Joseph V. Taranto - Chairman of the Board and Chief Executive Officer

I am, I mean obviously, we were higher in the first quarter, lower in the second quarter, and I guess what we're 9% at this stage of the game, so we fallen in to that range. But yes, given the climate, and we put our whole book together, the whole composite, I would still expect us to fall in that range.

Jay Gelb - Lehman Brothers

All right, thank for that. And then the partnership income showed that a sharp rebound in 2Q. What was that driven by given a tough market for the industries overall?

Craig E. Eisenacher - Executive Vice President and Chief Financial Officer

Really what happened in the first quarter is the limited partnerships with public equities did terribly, and in the second quarter that wasn't the case. So, the rest of the portfolio performed about the same.

Jay Gelb - Lehman Brothers

And how are things looking so far in 3Q?

Craig E. Eisenacher - Executive Vice President and Chief Financial Officer

We -- you know, we get reports on -- you know, monthly or quarterly basis from our LPs, so, you know, at this point I would anticipate that it's probably more of the same.

Jay Gelb - Lehman Brothers

Great. And then just a final quick one, on the -- does Everest Re have any exposure to crop reinsurance in the US for reinsurance?

Joseph V. Taranto - Chairman of the Board and Chief Executive Officer

No, we don't have any.

Jay Gelb - Lehman Brothers

Okay. Thanks very much.

Operator

And we'll take our next question from Josh Shanker with Citi.

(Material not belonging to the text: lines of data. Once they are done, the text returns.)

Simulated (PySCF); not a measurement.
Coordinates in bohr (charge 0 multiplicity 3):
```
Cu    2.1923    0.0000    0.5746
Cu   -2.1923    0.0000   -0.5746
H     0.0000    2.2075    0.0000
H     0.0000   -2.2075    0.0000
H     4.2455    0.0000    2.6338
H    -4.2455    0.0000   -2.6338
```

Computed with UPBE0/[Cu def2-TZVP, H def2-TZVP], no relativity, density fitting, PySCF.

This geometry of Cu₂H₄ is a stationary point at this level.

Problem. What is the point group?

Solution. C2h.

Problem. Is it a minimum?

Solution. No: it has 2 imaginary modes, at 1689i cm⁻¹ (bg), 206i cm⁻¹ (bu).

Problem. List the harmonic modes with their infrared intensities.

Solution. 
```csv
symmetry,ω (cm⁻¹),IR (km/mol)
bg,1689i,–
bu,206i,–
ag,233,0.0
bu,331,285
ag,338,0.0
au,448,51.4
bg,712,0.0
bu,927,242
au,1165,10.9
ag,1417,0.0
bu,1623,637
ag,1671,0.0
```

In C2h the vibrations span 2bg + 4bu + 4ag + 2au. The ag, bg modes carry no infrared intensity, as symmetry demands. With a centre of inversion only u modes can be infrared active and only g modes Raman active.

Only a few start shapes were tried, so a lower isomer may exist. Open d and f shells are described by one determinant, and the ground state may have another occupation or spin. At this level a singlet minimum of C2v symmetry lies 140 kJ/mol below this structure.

Joshua Shanker - Citigroup

Good morning.

Joseph V. Taranto - Chairman of the Board and Chief Executive Officer

Good morning.

Joshua Shanker - Citigroup

My first question regards the retentions on the primary side. They have doubled from what they were a year ago, 19% now from 10%. Of course you had the growth of 18% from CV Starr and Brownstone. I am trying to understand in terms of business mix, are you ceding that CV Starr and Brownstone business or ceding your legacy business and retaining a lot of that CV Starr and Brownstone business?

Craig E. Eisenacher - Executive Vice President and Chief Financial Officer

There is more reinsurance being purchased on the primary side.

Joseph V. Taranto - Chairman of the Board and Chief Executive Officer

And there is an increase because of CV Starr. CV Starr is more volatile, bigger limit program than many of our other programs, and so it -- it requires us to get some partners on the reinsurance side.

Joshua Shanker - Citigroup

And how do you feel about the terms, the pricing of the reinsurance that you are buying, versus the reinsurance that you are selling. Do you see -- do you see that softening compared to where it was a year ago?

Joseph V. Taranto - Chairman of the Board and Chief Executive Officer

Well, yeah, I mean the trends that we are seeing as we are reporting, is it's getting tougher for reinsurers, so we are seeing people asking for more commission and better terms and certainly the market is headed that way.

Joshua Shanker - Citigroup

Okay. And coming back to Centrix, I know it's a sore subject but I got to keep with at it little longer.

Joseph V. Taranto - Chairman of the Board and Chief Executive Officer

Okay.

Joshua Shanker - Citigroup

In terms of -- of your confidence and your current level of adequacy with regards to it, are you saying that you were so adequately reserved that there's the possibility of being meaningfully over reserved at this point? Have you -- Is there any reason to consider that?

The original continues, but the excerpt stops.